Most organizations with multiple locations will have many telephone vendors that they must deal with daily. Each Telecom vendor will have different service offerings that will create confusion and ambiguous monthly invoices.
How do you keep your organization from overpaying for your services or having the wrong ones in place at each location?
Organizations require telecom services at each location for several reasons:
- Regulatory – fire alarm and elevator lines
- Security – alarm lines for the security system
- Order Management – Point of Sale (POS) over data circuits
- Customer Access – Direct Lines to departments for customers
- Connectivity for location to corporate – Data circuits
- Long distance – Connecting the location to the outside world for long-distance calls
- Wireless Service – Wireless devices for employees
These services will be provided by multiple vendors, which means that there will be multiple invoices for each location, each month. Identifying the best vendor with the best rates is not the beginning of the quest to eliminate overcharges. The beginning is the deep dive that is required to identify what services are already in place and how those services are used.
Most organizations have specific telephone needs that require circuits and copper lines for each location. Keeping up with the circuit numbers, each copper line phone number, and what it is used for is a cumbersome task.
For one retailer, not ensuring that services and equipment were properly cataloged and monitored created an embarrassing situation for the telecom and IT team and overcharges of over $62k paid needlessly by the retailer.
Retailers must have telephone numbers that allow a patron to call a specific department such as men’s shoes or children’s clothing. To have this type of service a retailer needs to have direct lines to each department.
Keeping an inventory of the circuits and phone numbers may have identified that the services were not canceled when the location closed. The other issue that created this overcharge situation was the ambiguous invoice from the telephone vendor.
The billing did not break down the services with enough detail to allow the telecom and IT team to realize that when they requested the services to be disconnected, not all services were disconnected. This oversight caused a 2 year overpayment period of $62k.
So, beyond the obvious of making sure your company is not overpaying for services, why is this deep dive needed?

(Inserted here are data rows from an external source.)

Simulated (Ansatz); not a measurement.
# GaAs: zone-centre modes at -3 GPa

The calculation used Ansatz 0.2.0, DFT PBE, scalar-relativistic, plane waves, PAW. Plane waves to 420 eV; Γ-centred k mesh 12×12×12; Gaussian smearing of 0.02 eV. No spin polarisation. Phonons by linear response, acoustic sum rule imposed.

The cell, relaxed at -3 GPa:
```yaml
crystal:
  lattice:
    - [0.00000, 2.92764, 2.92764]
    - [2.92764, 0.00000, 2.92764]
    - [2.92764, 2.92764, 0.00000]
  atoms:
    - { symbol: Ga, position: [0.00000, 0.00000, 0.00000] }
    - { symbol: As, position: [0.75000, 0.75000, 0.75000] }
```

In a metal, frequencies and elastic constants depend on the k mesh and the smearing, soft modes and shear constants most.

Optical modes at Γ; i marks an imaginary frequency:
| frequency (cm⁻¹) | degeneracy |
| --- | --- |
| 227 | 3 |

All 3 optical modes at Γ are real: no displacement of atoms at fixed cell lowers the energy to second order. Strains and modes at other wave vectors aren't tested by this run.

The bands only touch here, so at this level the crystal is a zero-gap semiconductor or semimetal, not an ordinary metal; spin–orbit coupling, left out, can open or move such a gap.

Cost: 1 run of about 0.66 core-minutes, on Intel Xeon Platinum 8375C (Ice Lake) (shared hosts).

In the Telecom industry, this deep dive is referred to as an inventory and audit of the telecom and IT services. This inventory and audit should create a baseline of service types, costs, contracts, and invoices.
It should also validate what services you have, the location address, and the department or personnel using the services. Identifying errors, overcharges and inefficiencies in your environment will bring the entire process together to cut costs and increase efficiency.
Having this information detailed by location would have saved this retailer over $60k because when the services were no longer needed and a disconnect request was made, it would have been quickly identified that the services continued to bill.
Identifying the right partner to work with to perform the inventory and audit is a must. There are many organizations that will “audit” your telephone invoices, some only charging for a portion of the savings however, defining exactly what will be audited and what the deliverables should be the first questions asked of your potential partner.
If you need this deep dive to identify very detailed information about your current telecom environment, you will most likely not receive that with a contingency-based model as often these are quick looks at the services to identify the low-hanging fruit.
The deep dive needed to specifically identify all services and their purpose will need to be performed by a project-based company that defines the deliverables with multiple steps and a very detailed work product.
Identifying the information that will be included in the inventory and audit is one of the first steps in gathering the information required and a timeline that will produce cost-saving results. One of the most frequent inventory and audits performed is for copper lines or Plain Old Telephone System (POTS) lines.
These lines are often required for businesses for alarm or elevator lines. Several years ago, this was the best and most cost-effective solution, however, innovation has created new types of services that work better and are much more cost-effective.
A business can transition over to these new services. However, if you do not have an inventory of all of your current services and phone lines, you run the risk of not disconnecting all of the POTS lines and you will keep paying for them.
A recent inventory and audit identified over 600 POTS phone lines that should have been canceled years before, however, the locations continued to pay for the lines because they had no idea the lines still existed.
The services had moved to a more modern service at a much lower cost, but the telecom team performing the work did not realize that the lines continued to bill. This oversight cost this company over $30k per month.
How can your chosen partner prevent this type of oversight from occurring? Identifying all the current services is the best place to start by ensuring that you’re only paying for what you need.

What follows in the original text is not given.